BEIRUT (Reuters) - Islamic State militants raided Internet cafes in their Syrian stronghold city of Raqqa after ordering a ban on wireless networks that can be used by private homes, the Syrian Observatory for Human Rights monitoring group said on Monday.
In order to implement a news blackout of the group’s activities, Islamic State had given cafe owners four days from Sunday to disconnect wireless Internet networks used by residents, the Observatory said, citing an IS leaflet circulated in Raqqa.
The United States said earlier this month it had intensified an aerial campaign against Islamic State in Syria with a wave of strikes in and around Raqqa, de facto capital of the militants’ self-declared caliphate in parts of Syria and Iraq.

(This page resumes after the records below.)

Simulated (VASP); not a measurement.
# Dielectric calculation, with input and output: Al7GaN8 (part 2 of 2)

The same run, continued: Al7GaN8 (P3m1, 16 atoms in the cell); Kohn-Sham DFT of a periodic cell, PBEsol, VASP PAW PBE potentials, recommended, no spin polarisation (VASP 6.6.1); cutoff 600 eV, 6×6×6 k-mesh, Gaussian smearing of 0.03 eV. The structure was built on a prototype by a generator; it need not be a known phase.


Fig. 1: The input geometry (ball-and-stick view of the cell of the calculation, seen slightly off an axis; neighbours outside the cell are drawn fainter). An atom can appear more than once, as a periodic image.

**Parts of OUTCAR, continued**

Citing a network of sources on the ground, the Britain-based Observatory said Islamic State members had already started an Internet crackdown that included shutting down networks that could be used by its own fighters at home.
The group also aims to cut off communication between its members and their relatives for fear they may try to escape or pass on information to intelligence agencies, according to the Observatory.
Islamic State controls Raqqa province and other parts of northern and eastern Syria, reaching up to the Iraqi border. In Raqqa, it strictly regulates public life and has outlawed music and images of people in public. Islamic State also runs nearly everything from bakeries to schools, courts and mosques.
In December the ultra-hardline group ordered shopkeepers to shut down their wireless Internet during prayer times in the eastern Syrian city of Deir al-Zor. [ID:nL6N0TV3NR]
U.S.-led forces dropped anti-Islamic State leaflets on Raqqa, the activist group called Raqqa Is Being Slaughtered Silently reported on its Twitter feed on Sunday.
The leaflets showed a comic book-style image of dead Islamic State fighters and a group of four people in military fatigues with guns walking on a road through the bodies. The words “Freedom will come” are written in Arabic at the bottom of the image.
The soldiers appeared to be from the Kurdish militia which has joined with Washington in fighting Islamic State in Syria.